UPDATED 14:58 EDT / APRIL 06 2021

CLOUD

Puppet launches low-code Relay tool to automate cloud operations

Puppet Inc. today announced the general availability of Relay, a low-code tool intended to reduce the amount of person hours required to maintain enterprise cloud environments.

The launch concludes a lengthy beta test that started last year. Portland-based Puppet is one of the industry’s top providers of software for managing information technology infrastructure. It competes in a crowded market where several of its rivals were acquired by bigger companies over recent years.

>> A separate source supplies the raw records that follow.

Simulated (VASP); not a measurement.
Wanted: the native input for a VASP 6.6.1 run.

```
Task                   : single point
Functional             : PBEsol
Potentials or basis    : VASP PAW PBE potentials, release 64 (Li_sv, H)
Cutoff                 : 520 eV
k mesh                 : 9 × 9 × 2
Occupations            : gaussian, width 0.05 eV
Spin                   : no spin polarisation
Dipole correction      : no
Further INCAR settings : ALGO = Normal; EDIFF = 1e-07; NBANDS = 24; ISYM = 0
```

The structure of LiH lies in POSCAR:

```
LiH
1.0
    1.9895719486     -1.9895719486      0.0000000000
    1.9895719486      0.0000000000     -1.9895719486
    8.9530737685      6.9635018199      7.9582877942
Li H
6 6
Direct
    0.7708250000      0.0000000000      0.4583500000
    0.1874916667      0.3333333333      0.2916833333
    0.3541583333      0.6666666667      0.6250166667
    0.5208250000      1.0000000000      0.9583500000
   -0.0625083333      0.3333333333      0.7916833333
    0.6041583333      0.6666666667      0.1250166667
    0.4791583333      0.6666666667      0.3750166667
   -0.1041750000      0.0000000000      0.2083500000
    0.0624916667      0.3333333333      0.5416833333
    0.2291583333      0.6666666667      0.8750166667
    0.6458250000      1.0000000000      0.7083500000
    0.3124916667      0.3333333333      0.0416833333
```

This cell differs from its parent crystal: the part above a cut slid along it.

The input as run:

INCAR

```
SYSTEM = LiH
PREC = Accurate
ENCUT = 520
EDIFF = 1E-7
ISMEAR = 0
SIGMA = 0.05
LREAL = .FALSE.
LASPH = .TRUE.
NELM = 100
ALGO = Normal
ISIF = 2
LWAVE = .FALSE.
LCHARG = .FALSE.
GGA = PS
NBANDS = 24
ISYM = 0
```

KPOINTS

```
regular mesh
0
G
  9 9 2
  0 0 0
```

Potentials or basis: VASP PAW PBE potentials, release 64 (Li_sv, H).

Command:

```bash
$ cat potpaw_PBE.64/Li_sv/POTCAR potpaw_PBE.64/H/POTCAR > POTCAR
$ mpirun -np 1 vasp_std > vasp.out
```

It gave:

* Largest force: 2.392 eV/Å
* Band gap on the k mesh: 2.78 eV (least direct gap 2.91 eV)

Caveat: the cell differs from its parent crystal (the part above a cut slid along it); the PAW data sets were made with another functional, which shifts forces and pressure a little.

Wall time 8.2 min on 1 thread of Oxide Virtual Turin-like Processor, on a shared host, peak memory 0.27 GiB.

Enterprise cloud environments have too many components to manage by hand, which is why administrators typically write scripts to automate the most common day-to-day management tasks. Such scripts simplify operations in many respects but also introduce new complexities into the mix. The main challenge is that they’re difficult to write and maintain, to the point IT teams often have to learn new programming languages or hire specialists with relevant expertise.

Relay is Puppet’s attempt to reduce that complexity. The tool enables administrators to automate IT management tasks by visually putting together workflows in a low-code interface instead of manually writing scripts. Puppet says that by sparing administrators coding tasks such as learning the software development kit of the system they’re looking to automate, Relay can compress some projects from weeks to minutes.

A second benefit the company promises is centralization. Relay-powered automation workflows can be managed in one place, which is not always possible with traditional scripts. Having a single pane of glass is a potential time saver in large cloud deployments with hundreds of scripts automating tasks across dozens of components.  

Puppet is targeting a broad range of use cases with Relay. Disaster recovery teams can build workflows that detect when a cloud instance experiences a malfunction and fix it automatically. For cybersecurity professionals, Relay offers the ability to automatically check if infrastructure resources are configured in a way that may render them vulnerable to attack. Reducing unnecessary cloud costs and alerting IT teams to technical issues are also among the tasks that Puppet says can be streamlined with the tool.

“Once you’ve automated the lowest-level, most commoditized parts of the infrastructure stack, you still have the rest of the iceberg to wrangle,” said Puppet Chief Technology Officer Deepak Giridharagopal. “Higher-level (and higher-value) problems like compliance, incident response, and cost optimization are just too complicated and time-consuming to automate, so teams often ignore them.”

Relay continues a broader trend of IT software suppliers harnessing automation technologies to streamline administrators’ day-to-day work. ServiceNow Inc. is another company investing in this area. Last year, it teamed up with IBM Corp. to deliver artificial intelligence features that surface potential technical issues for administrators and show them troubleshooting suggestions.

Puppet’s introduction of Relay could prompt competing providers of IT infrastructure automation tools to expand their own low-code capabilities. Puppet’s rivals include IBM’s Red Hat business and Chef Software Inc., which was acquired by Progress Software Inc. in a $220 million deal last year.

Puppet is offering Relay in three flavors: a free Community version, a tier for small teams with 30 users or less and an Enterprise tier. The last edition offers an expanded feature set that includes additional capabilities for automating on-premises infrastructure and more security controls.